Data Privacy Gets a Makeover With ‘Zero-Knowledge’ Scheme

A cloud tool for application developers is designed to provide strong data encryption by eliminating the requirement for app users to share personal data. The tool also aims to reduce the burden on companies who must protect personal data residing in their apps.

IBM said its Identity Mixer cloud tool is generally available. It uses a cryptographic algorithm to encrypt personal data like a user’s age, address or credit card number. IBM said its framework differs from other data security approaches by eliminated the need to share personal data rather than merely adding more layers of data protection.

The company is targeting Identity Mixer at the growing digital wallet market in which the user’s credentials are certified by a trusted third party. In the case of a government-issued identity card, IBM said, the issuer of the credentials would have no knowledge of how or when personal data was being used.

The Identity Mixer tool is available on IBM’s Bluemix application development platform. The company said the cloud-based tool is based on an approach called “zero-knowledge proof” in which developers build apps that can authenticate a user’s identity without gathering personal data.

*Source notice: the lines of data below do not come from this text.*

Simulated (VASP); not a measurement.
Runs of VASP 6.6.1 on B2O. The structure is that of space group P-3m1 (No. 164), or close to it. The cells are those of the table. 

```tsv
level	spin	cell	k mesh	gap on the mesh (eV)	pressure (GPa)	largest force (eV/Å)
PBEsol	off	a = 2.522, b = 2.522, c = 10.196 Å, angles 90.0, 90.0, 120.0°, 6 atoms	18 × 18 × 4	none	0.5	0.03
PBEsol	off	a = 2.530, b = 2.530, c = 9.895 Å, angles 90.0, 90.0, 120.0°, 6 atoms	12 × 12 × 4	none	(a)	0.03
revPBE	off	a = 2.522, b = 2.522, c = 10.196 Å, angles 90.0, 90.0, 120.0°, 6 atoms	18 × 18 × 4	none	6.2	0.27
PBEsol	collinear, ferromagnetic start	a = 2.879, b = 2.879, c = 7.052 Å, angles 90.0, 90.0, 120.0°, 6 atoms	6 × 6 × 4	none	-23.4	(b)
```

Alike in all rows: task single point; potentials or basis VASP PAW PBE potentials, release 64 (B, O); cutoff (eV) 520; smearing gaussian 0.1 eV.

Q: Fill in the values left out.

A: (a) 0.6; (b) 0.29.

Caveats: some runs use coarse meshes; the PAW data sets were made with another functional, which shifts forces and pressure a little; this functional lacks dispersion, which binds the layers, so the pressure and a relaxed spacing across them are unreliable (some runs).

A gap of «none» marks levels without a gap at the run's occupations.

Since no personal information is exchanged when authenticating a user who, for example, claims to have a subscription, companies are relieved of the burden of protecting and securing personal data while user data is no longer exposed to hackers during web transactions.

Under the scheme developed by IBM researchers in Zurich, Switzerland, the tool works by asking users to provide a public key used to authenticate their identity. Each user has a secret key, and each consumer transaction uses a different public key. That approach leaves no privacy “breadcrumbs,” IBM asserted.

IBM initially made the crypto tool available earlier this year as an “experimental service” on its Bluemix platform-as-a-service for building and managing applications. Since then, it has demonstrated the cloud version of Identity Mixer in pilot projects with European and Australian academic and industry partners.

IBM said the data encryption technology incorporates more than a decade of research aimed bringing the “concept of minimal disclosure of identity-related data to reality, and now it is ready to use for both computers and mobile device transactions” in the cloud.

An ecosystem appears to be emerging around the “zero-knowledge proof” approach to data and transaction security. A startup called Zerocoin Electric Coin Co. surfaced recently. Referring to the layer of privacy on encrypted web pages, it bills itself as the “HTTPS” of digital money.

Another startup, Bear Bonds, also said it is leveraging zero-knowledge proof protocols as a way to “reinvent the blockchain,” a reference to the distributed database used by digital money pioneers like Bitcoin to maintain encrypted ledgers of digital transactions.